In my attempt to follow a strict diet this week, I realized that I no longer want to follow something strict. I am not in any kind of mood to put myself through something like that right now. The first day my energy was gone. I longed for a diet coke and regular food. Just a slice of whole wheat bread, please.
I don't want to go back to the way I was, by any means. I just want to eat healthy. I just wish that eating healthy wasn't so ding dang expensive. This week there wasn't too many items for sale. And I guess I could have made a greater effort to search for the great deals. But again, I'm just not in the hunting mood.
Nor am I in the mood for counting calories.
I am going to keep on blogging. I don't want my journey to end. I'm not completely the person that I want to be. I just have lost drive and motivation. I need to approach my journey in a different way. I'm going to focus on portion control, and not eating sweets until the weekend, and don't eat after dinner. I know that I am strong enough to follow these guidelines.
I have been drinking more water, which is refreshing. The only irritating thing about this is that my jug of ice water becomes the community drinking fountain. My kids LOVE drinking my water!!! But it's mine. Not much is strictly your own when you are a mother.
2 comments:
Sometimes its just gettin' through it, isn't it? Keep pluggin' along. The fire will come back eventually.
Anytime I have a water jug or something, my kids slurp it down too! It drove me crazy after my last baby.

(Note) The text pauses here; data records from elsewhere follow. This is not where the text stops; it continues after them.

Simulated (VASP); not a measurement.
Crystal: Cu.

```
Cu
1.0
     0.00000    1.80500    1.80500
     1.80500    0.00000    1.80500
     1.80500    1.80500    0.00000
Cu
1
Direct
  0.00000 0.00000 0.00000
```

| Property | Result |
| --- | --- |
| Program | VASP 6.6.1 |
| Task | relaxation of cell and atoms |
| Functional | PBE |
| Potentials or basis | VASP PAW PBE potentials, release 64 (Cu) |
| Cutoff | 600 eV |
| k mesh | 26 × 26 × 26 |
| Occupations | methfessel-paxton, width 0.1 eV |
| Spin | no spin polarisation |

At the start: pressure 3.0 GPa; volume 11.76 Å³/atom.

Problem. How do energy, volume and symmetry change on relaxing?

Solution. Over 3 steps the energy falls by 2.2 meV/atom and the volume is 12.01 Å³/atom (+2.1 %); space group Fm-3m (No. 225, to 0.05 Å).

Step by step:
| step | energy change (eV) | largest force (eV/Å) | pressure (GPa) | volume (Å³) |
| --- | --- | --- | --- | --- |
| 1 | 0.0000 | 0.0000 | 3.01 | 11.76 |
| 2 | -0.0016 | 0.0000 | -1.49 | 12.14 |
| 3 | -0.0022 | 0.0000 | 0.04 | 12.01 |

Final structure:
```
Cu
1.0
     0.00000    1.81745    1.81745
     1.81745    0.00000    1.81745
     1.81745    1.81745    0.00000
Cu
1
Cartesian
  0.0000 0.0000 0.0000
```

I am so with you here! I sit and wonder why I lose motivation. It's crazy to me why I give up. I am finding that I am not going back to old ways, just tired of thinking about it all the time. I have also been really worn out and tired and stressed lately. It seems like this is one more thing. I have also learned in the past that diets that are too restricting, do NOT work in the long run. At least not for me. They completely backfire. Diets that cut out healthy things (in moderation) like whole wheat breads, certain fruits, and the occasional sugary treat aren't healthy, wise, or successful. That's just my little vent. YOu're doing so good and everyone needs a break. Hang in there.